Yesterday morning, I was honored to be the featured speaker at the September Museums of Boston meeting held at the Garden in the Woods.  When Barbara Levitov of the Davis Museum at Wellesley invited me, she cited a recent survey of the membership where they responded that they wished to know more about the marketing and audience development strategies of theatre companies.  Having worked for both a midsize and large theatre in the Boston area I have had broad experience in building audiences for a variety of productions.

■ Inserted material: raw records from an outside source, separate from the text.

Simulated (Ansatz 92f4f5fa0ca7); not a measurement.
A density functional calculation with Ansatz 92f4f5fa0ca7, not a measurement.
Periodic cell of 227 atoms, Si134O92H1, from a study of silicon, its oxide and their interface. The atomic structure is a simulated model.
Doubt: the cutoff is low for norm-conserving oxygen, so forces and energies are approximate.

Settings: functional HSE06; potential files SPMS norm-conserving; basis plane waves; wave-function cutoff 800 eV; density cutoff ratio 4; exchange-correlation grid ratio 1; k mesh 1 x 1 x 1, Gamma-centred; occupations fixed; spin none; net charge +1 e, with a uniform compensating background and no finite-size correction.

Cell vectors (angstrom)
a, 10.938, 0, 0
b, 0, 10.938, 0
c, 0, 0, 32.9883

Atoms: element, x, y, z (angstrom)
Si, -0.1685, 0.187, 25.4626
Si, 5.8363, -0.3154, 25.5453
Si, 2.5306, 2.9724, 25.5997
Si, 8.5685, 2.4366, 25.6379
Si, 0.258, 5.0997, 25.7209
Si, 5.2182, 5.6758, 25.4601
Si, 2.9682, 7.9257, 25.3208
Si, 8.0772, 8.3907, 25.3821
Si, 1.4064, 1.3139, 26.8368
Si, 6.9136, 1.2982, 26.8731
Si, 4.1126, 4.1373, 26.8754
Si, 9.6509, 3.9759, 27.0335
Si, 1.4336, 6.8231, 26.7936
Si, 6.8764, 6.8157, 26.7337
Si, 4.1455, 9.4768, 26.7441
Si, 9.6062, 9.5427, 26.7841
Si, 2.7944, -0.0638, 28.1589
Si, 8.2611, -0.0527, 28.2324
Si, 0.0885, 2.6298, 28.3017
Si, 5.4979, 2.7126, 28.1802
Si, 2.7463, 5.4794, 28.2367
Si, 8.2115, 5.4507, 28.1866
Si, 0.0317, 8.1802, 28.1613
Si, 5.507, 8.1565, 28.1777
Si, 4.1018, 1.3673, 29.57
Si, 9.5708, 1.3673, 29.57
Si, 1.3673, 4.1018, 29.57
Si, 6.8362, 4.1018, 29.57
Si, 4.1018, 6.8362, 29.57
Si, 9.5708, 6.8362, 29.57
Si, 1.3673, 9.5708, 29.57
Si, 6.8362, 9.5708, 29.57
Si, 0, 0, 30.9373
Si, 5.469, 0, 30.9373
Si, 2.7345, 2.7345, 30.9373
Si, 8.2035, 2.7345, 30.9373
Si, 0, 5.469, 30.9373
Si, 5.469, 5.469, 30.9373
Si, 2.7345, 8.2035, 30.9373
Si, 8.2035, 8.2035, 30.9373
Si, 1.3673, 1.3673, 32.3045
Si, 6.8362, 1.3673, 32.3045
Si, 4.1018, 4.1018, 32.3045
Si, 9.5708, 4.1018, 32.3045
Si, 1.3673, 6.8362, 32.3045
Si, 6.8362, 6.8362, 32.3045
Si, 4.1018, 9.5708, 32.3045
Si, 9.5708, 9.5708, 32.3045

When planning this presentation I recalled a three-day workshop I attended a few years ago sponsored by the Massachusetts Cultural Council.  The workshop, “Increasing Cultural Participation,” outlined the three basic strategic categories for audience interaction and outreach:

  • Broaden
  • Deepen
  • Diversify

I decided to use that outline as a jumping off point for the presentation.  Of course, I wanted to find a way to bring using the internet into the presentation but, from experience, I know that not all organizations wish to learn only about opportunities for leveraging the internet for marketing.

The initial part of my presentation was an explanation of the intended outcomes for each of those three strategic areas.  I peppered my presentation with examples from my work at both New Repertory Theatre and the American Repertory Theatre.

Overall, my emphasis was that an organization must have a measurable audience development goal and a mission-driven strategic marketing plan to reach the goal.  Each specific marketing or audience development tactic contributes parts of the overall goal to increase participation.

Whenever I make a presentation to a smaller group like Museums of Boston (we were all around a long table) I tend to let the group participate and shape part of the presentation.  As part of that goal, I offered to talk about utilizing the internet for audience development and outreach.  The group was definitely interested utilizing web technology to build audiences and one member was particularly interested in the Mike Daisey incident at the American Repertory Theatre.  If you’re not familiar with the incident, read Mike’s post on the American Repertory Theatre’s blog and watch the video, too.

I used the Mike Daisey incident to reinforce that marketing on the internet isn’t a case of when something catches fire, it will obviously lead to ticket sales.  It also isn’t a case that something that has great exposure (the video has been viewed 150,000 times) necessarily transforms to the people who watch it acting in any other way than just watching the video. The video was a great spectacle.  Audience members weren’t compelled to attend a performance because the interruption that made the event so memorable wasn’t necessarily going to happen again.  What was interesting to people and why they watched it was that the performance was disrupted as opposed to the performance itself.  What was lost in our distribution was that Mike Daisey is a wonderful performer and, even without the rude disruption by the school, he is definitely worth seeing.

Museums of Boston allowed me to stay and attend their meeting and take a brief tour of the Garden in the Woods.  During their general meeting, I was pleased to listen to a lively discussion about whether the Museums of Boston website was showing up as an referring site in each individual organization’s Google Analytics reports.  A discussion of the importance of knowing where your traffic is coming from showed that the members there were already looking for ways to increase the traffic to their sites.  In the arts community, these kinds of discussions and information sharing opportunities are necessary. and they don’t happen enough.

Thank you to Museums of Boston and especially to Barbara Levitov, Marketing Manager at the Davis Museum and Cultural Center at Wellesley College for inviting me to be the featured speaker at their September meeting.